Richard Feldman (May 20 2024 at 18:33):

areSortedAsc : a, a -> [Yes, No, AreEqual]
    where a implements Sort

Richard Feldman (May 20 2024 at 18:33):

I'd like to avoid "left" and "right" as an accessibility consideration, because some people mix up left and right

timotree (May 20 2024 at 18:36):

I don't think "ascending" and "descending" are helpful terms for a general type that implements sort. e.g. I could make an opaque wrapper around U32 which sorts higher numbers before lower ones, and now "ascending" sort for my type results in a list of numbers in descending order. Maybe instead we could have descriptive specialized variants like List.sortAsc : List (Num a) -> List (Num a) or List.sortAsciibetical : List Str -> List Str

Kiryl Dziamura (May 20 2024 at 19:34):

What I like about @Kasper Møller Andersen proposal is that it explicitly rejects ordering in arguments. Instead of implicitly ordered (a, b) he suggests explicitly unordered {a, b} so it’s much simpler now to answer the question “how these unordered items are related?”: the answer does not require any hidden information from arguments ordering then. Asc/desc, less/greater, areSorter - all of them imply the args order is important.

In my proposal, I tried to get rid of the layer of indirection introduced by a/b. So LeftFirst means “left argument is first”. A11y makes sense, but FirstFirst and SecondFirst would be much worse :grinning_face_with_smiling_eyes:

Richard Feldman (May 20 2024 at 19:49):

a reason I prefer something like areSortedAsc is that it's easier for me to see the sorting visually, e.g. if a and b are numbers then:

areSortedAsc = \a, b ->
    if a |> isLessThan b then
        Yes
    else if a == b then
        AreEqual
    else
        No

Richard Feldman (May 20 2024 at 19:50):

compare = \{ a, b } ->
    if a |> isLessThan b then
        ABeforeB
    else if a == b then
        AreEqual
    else
        BBeforeA

Kasper Møller Andersen (May 20 2024 at 19:50):

I would also like to keep ascending/descending completely out of the API if possible, as I think that will become confusing quickly for anything that's not numbers.

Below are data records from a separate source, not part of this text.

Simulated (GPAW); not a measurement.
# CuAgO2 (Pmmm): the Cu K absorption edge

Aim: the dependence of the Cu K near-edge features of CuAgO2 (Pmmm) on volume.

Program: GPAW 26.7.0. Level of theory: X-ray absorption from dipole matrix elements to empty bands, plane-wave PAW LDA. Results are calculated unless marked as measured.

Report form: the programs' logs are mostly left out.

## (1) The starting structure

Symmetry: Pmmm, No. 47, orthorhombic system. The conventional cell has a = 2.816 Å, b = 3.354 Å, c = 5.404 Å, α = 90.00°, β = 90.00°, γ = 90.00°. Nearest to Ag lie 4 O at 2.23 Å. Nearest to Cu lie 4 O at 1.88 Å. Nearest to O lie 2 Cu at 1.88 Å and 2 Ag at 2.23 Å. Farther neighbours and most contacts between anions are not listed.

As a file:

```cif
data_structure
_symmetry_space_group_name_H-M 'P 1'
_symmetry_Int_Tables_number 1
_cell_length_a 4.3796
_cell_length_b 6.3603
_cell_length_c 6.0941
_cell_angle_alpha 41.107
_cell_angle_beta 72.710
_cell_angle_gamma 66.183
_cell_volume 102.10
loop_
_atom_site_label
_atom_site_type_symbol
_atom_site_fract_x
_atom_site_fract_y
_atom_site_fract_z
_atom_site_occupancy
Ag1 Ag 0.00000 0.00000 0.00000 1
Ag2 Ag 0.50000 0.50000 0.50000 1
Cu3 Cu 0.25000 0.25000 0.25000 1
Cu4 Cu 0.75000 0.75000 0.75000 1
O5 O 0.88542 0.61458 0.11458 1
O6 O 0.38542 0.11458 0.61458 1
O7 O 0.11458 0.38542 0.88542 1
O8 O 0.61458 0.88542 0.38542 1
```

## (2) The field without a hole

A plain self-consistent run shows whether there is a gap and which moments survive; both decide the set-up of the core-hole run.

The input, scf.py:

I think it's worth asking what kind of sorts people will write out there. Presumably the basic sorting of numbers and strings will be covered by the standard library/some popular package. Skimming over our Elm code base at work (which of course biases uses towards web apps), the main uses for custom sorting functions goes something like:

Which is why I previously wrote this example as a representative custom sorting:

myComparison = \this that ->
    when (this, that) is
        (Unavailable, Unavailable) ->
            Equal
        (Unavailable, _) ->
            RightFirst
        (_, Unavailable) ->
            LeftFirst
        (Available thisData, Available thatData) ->
            when (thisData, thatData) is
                (Ok this_, Ok that_) ->
                    Num.compare this_ that_
                (Err _, Err _) ->
                    Equal
                (Err _, _) ->
                    RightFirst
                (_, Err _) ->
                    LeftFirst

What I like about having LeftFirst and RightFirst here is that I usually don't have to relate back to function signature while I'm pattern matching, because looking at branches like:

    when (this, that) is
        (Unavailable, Unavailable) ->
            Equal
        (Unavailable, _) ->
            RightFirst

the pattern match itself also tells me the order. I.e. I've pattern matched that the left item is Unavailable, so using RightFirst makes very good sense without reading anything else. In this case I also prefer LeftFirst and RightFirst over being ABeforeB and BBeforeA, because whether I'm looking at a or b gets lost when I only look at my pattern match branch. I have to go to the top of my pattern match to read which one is a and which one is b.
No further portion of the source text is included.